Thursday, June 09, 2005

Social Security and the metaphysics of ownership

Like a good mischievous philosopher, I've been thinking of ways that we could give the "Ownership Society" people the metaphysical comforts that they want from Social Security while not actually changing anything. "Ownership Society" people are those who think something's gained when you change Social Security into a program where beneficiaries actually own the resources that fund their retirement, rather than having money dispensed to them by the government. Most people don't care about ownership versus entitlements -- they just care about being provided for in their retirement, and the distinction is immaterial to them. In fact, this entire post is probably worthless because "Ownership Society" people live only in the imagination of some Republican speechwriter. Anyway, the following is my plan to give Social Security beneficiaries ownership of actual assets (at least as much as the Bush plan does):

We issue all future Social Security beneficiaries a certificate entitling them to a chunk of money determined according to the formula for calculating Social Security benefits each month after they pass age 65. We don't have to actually give these certificates to people -- we can just keep them all in a vault somewhere in the names of their owners. The owners will be restricted from selling them to others and pocketing the money, to make sure everybody has the stuff they need for their retirement. Now rejoice, for they have ownership of the assets that provide for them in advanced age!
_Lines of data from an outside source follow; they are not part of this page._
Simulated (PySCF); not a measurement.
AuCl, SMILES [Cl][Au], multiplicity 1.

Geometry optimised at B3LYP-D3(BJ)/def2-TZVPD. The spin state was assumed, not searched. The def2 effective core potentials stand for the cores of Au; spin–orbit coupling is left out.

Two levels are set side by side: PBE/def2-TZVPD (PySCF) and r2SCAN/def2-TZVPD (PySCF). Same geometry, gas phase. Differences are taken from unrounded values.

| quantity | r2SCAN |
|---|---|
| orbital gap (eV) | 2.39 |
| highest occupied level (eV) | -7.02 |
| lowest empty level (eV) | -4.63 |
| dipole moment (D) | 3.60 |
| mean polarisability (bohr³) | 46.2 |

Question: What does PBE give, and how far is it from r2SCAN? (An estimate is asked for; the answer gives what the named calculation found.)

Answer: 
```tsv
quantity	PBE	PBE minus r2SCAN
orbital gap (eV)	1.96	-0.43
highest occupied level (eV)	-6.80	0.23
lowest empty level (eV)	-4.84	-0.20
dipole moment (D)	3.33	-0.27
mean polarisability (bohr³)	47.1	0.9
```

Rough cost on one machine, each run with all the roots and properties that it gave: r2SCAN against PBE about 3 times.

Keep in mind here that it's perfectly reasonable to call someone the owner of a thing she's never seen that just sits in a bank vault, which entitles her to a stream of funds from a third party, and which she can't trade to others for spendable money. If you use your private account under the Bush plan to buy shares in an income-oriented mutual fund, that's what you own. (Actually, I don't know if there's even a paper document that realizes the property of being a mutual fund share. For stocks there are stock certificates, but mutual fund ownership might just live in a computer somewhere.)

I'd hope to build ownership-person support for a system functionally identical to the status quo with this post, but since there are no ownership people, I just wasted a half hour.

5 comments:

Mary said...

Neil, you are my hero. This is my new life strategy..."give people the metaphysical comforts that they want...while not actually changing anything." Actually, that might be my old life strategy. Hmmm.

Anonymous said...

Actually, I'm pretty sure that's how it works right now. Do you remember Bush's publicity stunt where he went down to the office that held paper copies of the social security guarantee certificates, and faux-lamented that even in the 21st century all the Social Security guarantees amounted to were a bunch of pieces of paper in a filing cabinet?

- Baxil, www.tomorrowlands.org

Neil Sinhababu said...

Basil, those were bonds owned by the Social Security Administration. They weren't property owned by individuals. Under the current system, I don't think any of us owns anything until the government mails us a check.

Neil Sinhababu said...

Oops sorry Baxil not Basil.

Anonymous said...

Ah, thanks for the clarification.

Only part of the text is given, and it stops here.